Statistics Done Wrong: The Woefully Complete Guide (2015)
A few years ago I was an undergraduate physics major at the University of Texas at Austin. I was in a seminar course, trying to choose a topic for the 25-minute presentation all students were required to give. “Something about conspiracy theories,” I told Dr. Brent Iverson, but he wasn’t satisfied with that answer. It was too broad, he said, and an engaging presentation needs to be focused and detailed. I studied the sheet of suggested topics in front of me. “How about scientific fraud and abuse?” he asked, and I agreed.
In retrospect, I’m not sure how scientific fraud and abuse is a narrower subject than conspiracy theories, but it didn’t matter. After several slightly obsessive hours of research, I realized that scientific fraud isn’t terribly interesting—at least, not compared to all the errors scientists commitunintentionally.

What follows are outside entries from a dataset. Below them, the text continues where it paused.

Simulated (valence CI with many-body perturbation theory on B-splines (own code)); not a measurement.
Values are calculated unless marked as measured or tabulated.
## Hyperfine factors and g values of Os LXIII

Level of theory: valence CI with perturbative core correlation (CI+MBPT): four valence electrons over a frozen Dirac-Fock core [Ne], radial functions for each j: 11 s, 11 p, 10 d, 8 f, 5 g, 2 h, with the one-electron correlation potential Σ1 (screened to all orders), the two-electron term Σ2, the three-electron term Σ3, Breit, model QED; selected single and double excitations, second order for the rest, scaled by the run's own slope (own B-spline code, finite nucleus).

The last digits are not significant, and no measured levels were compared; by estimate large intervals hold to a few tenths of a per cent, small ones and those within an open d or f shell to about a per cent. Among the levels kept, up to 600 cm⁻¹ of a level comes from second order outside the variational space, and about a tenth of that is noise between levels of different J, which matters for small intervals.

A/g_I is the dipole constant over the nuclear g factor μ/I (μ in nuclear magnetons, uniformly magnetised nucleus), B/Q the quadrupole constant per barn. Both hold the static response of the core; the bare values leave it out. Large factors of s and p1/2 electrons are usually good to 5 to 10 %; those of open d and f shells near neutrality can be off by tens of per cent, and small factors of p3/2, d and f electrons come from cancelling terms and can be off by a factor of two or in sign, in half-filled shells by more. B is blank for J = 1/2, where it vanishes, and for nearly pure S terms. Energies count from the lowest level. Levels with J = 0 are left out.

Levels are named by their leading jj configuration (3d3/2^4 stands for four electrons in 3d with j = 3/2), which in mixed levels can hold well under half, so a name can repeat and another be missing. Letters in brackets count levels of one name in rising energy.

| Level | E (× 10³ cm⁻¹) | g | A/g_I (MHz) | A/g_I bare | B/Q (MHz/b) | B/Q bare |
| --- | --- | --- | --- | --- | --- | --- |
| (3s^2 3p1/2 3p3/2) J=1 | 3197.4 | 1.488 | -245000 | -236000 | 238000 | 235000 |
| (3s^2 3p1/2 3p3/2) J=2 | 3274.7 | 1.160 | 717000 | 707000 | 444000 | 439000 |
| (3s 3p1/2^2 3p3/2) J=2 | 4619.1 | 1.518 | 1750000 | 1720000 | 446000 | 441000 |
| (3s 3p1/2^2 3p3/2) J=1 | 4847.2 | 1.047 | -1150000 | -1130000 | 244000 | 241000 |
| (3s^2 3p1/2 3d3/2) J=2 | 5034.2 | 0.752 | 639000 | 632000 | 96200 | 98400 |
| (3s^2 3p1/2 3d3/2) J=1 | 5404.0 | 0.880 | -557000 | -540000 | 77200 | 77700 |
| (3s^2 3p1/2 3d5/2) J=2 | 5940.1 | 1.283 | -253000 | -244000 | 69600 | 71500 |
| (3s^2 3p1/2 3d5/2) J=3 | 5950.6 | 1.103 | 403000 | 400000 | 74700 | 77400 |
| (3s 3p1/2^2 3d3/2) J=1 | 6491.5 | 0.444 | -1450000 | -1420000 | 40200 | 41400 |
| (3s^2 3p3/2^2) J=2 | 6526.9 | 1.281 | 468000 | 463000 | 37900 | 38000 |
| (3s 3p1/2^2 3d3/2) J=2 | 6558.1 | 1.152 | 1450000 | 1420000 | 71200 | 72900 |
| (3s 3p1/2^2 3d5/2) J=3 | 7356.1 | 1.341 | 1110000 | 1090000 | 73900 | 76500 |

Woefully underqualified to discuss statistics, I nonetheless dug up several dozen research papers reporting on the numerous statistical errors routinely committed by scientists, read and outlined them, and devised a presentation that satisfied Dr. Iverson. I decided that as a future scientist (and now a self-designated statistical pundit), I should take a course in statistics.
Two years and two statistics courses later, I enrolled as a graduate student in statistics at Carnegie Mellon University. I still take obsessive pleasure in finding ways to do statistics wrong.
Statistics Done Wrong is a guide to the more egregious statistical fallacies regularly committed in the name of science. Because many scientists receive no formal statistical training—and because I do not want to limit my audience to the statistically initiated—this book assumes no formal statistical training. Some readers may easily skip through the first chapter, but I suggest at least skimming it to become familiar with my explanatory style.
My goal is not just to teach you the names of common errors and provide examples to laugh at. As much as is possible without detailed mathematics, I’ve explained why the statistical errors are errors, and I’ve included surveys showing how common most of these errors are. This makes for harder reading, but I think the depth is worth it. A firm understanding of basic statistics is essential for everyone in science.
For those who perform statistical analyses for their day jobs, there are Tips at the end of most chapters to explain what statistical techniques you might use to avoid common pitfalls. But this is not a textbook, so I will not teach you how to use these techniques in any technical detail. I hope only to make you aware of the most common problems so you are able to pick the statistical technique best suited to your question.
In case I pique your curiosity about a topic, a comprehensive bibliography is included, and every statistical misconception is accompanied by references. I omitted a great deal of mathematics in this guide in favor of conceptual understanding, but if you prefer a more rigorous treatment, I encourage you to read the original papers.
I must caution you before you read this book. Whenever we understand something that few others do, it is tempting to find every opportunity to prove it. Should Statistics Done Wrong miraculously become a New York Times best seller, I expect to see what Paul Graham calls “middlebrow dismissals” in response to any science news in the popular press. Rather than taking the time to understand the interesting parts of scientific research, armchair statisticians snipe at news articles, using the vague description of the study regurgitated from some overenthusiastic university press release to criticize the statistical design of the research.
This already happens on most websites that discuss science news, and it would annoy me endlessly to see this book used to justify it. The first comments on a news article are always complaints about how “they didn’t control for this variable” and “the sample size is too small,” and 9 times out of 10, the commenter never read the scientific paper to notice that their complaint was addressed in the third paragraph.
This is stupid. A little knowledge of statistics is not an excuse to reject all of modern science. A research paper’s statistical methods can be judged only in detail and in context with the rest of its methods: study design, measurement techniques, cost constraints, and goals. Use your statistical knowledge to better understand the strengths, limitations, and potential biases of research, not to shoot down any paper that seems to misuse a p value or contradict your personal beliefs. Also, remember that a conclusion supported by poor statistics can still be correct—statistical and logical errors do not make a conclusion wrong, but merely unsupported.
In short, please practice statistics responsibly. I hope you’ll join me in a quest to improve the science we all rely on.